Getting started on a novel is probably the hardest part of writing. It is the same with most other pieces of work, of course, but with a novel being such a long and arduous undertaking, it is overwhelming to begin from scratch.
That is why I will not begin from scratch. I was floundering around, tossing ideas around and testing the waters. But I realized that the amount of research I would have to do in order to get a sense of my characters in all these outlandish plots was not feasible for a novel to be completed in a month.
So then I thought to myself that the one place I could look to for a wealth of knowledge was in my own past experiences. My own culture. Thank you, Rukmani, for making me see the error of my ways. I once asked you why you wrote in an Indian setting so often, and you told me quite simply, that it was because you were Indian. Something to that effect. At the time, I scoffed at my heritage and felt it to be too alienating to an American audience to write in that setting. However, now I realize that I would much rather write a novel in a familiar place because it will be better, than write something from a Point of View I cannot even begin to understand. It will be better.
I am trying to accept this. I am Indian. I was raised with very strong Indian values. I speak Hindi. Fluently. I am as much an Indian as I am American, though I was born on this soil and have lived here for many years. I have not forgotten that other country or its ways, and they come more naturally to me than trying to mimic the lives of families I have only seen from the outside and never experienced. I would have to live in a white girl’s shoes to do her story any justice.
So here we are, at a bit of a crossroads. I accept that my stories will be better when they call upon my roots rather than somebody else’s.
With that thought in mind, here is a beginning excerpt of my novel. I do not know if it will stay in the final draft or not, but the seeds of my story are here. It isn’t much; less than 400 words are posted here. But still, it is a start and I want to pursue the story that I see taking shape. Enjoy!
AS YET UNNAMED
Riya sat at the edge of her bed. Her dupatta covered her face and she was thoroughly nervous and unprepared for whatever the night held in store for her.
Any other day, she would have changed into comfortable clothes, rid her face of the layers of makeup, and crawled into the covers. But tonight, she didn’t know what to expect. She didn’t know if Arjun was even going to sleep on the bed with her. When they had agreed, they had never planned for this. In fact, she had pretended that the details didn’t exist, as if saying yes to their marriage because he seemed a decent enough man was enough for the deed to be done.

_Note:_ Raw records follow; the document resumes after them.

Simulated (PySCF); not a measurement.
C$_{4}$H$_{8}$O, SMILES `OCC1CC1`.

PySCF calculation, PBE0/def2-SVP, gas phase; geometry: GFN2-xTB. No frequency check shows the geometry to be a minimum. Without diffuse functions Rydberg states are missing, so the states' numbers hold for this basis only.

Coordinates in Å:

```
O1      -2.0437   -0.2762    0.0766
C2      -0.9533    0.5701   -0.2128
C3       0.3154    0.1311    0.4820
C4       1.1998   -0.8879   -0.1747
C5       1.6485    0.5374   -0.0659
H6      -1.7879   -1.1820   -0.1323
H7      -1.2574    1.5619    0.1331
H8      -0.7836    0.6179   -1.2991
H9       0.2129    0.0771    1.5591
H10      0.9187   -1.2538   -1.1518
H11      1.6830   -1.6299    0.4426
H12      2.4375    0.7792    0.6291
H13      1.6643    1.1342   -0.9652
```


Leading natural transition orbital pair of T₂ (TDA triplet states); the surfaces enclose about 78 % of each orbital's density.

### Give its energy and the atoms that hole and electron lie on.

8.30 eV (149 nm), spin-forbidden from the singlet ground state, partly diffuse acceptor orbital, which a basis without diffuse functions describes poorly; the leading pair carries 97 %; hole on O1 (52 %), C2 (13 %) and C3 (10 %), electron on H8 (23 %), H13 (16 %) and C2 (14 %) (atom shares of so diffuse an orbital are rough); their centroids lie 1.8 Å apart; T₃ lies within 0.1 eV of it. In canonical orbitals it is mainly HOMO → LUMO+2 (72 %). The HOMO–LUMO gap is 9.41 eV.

Unfortunately, Indian families didn’t work that way, and Riya had endured nearly a month of festivities before she arrived to the bed this night. There were rose petals strewn across the bed, and they formed the alphabets A and R in the middle. The king sized bed had been outfitted with a beautiful and richly-colored coverlet of mahogany and varying shades of taupe. It was resplendent with pillows and surrounded by a gauzy veil of sheer beige lace. There were candles on the bedside tables and the windowsills, and whole atmosphere screamed of romance.
She knew Arjun’s two younger sisters, Sonali and Pooja, were behind the stunt. As his younger sisters, it was customary that they decorate the bridal chamber and welcome their sister-in-law into her new home. The wedding had passed by in a blur and the ongoing celebration and dances left Riya bubbling with excitement. It had felt like somebody else’s wedding at times, and the constant merriment had made her forget that she didn’t really know him. It had made her forget and for that, she was grateful.
That is, she was grateful most of the time. Right now, she heard the hushed giggles behind the door and she sat there, properly veiled in all her bridal finery, as a hanged woman awaiting her fate. Once he walked through that door, she did not know what would happen. She wasn’t sure what she wanted more – the considerate rejection or the farce of seduction.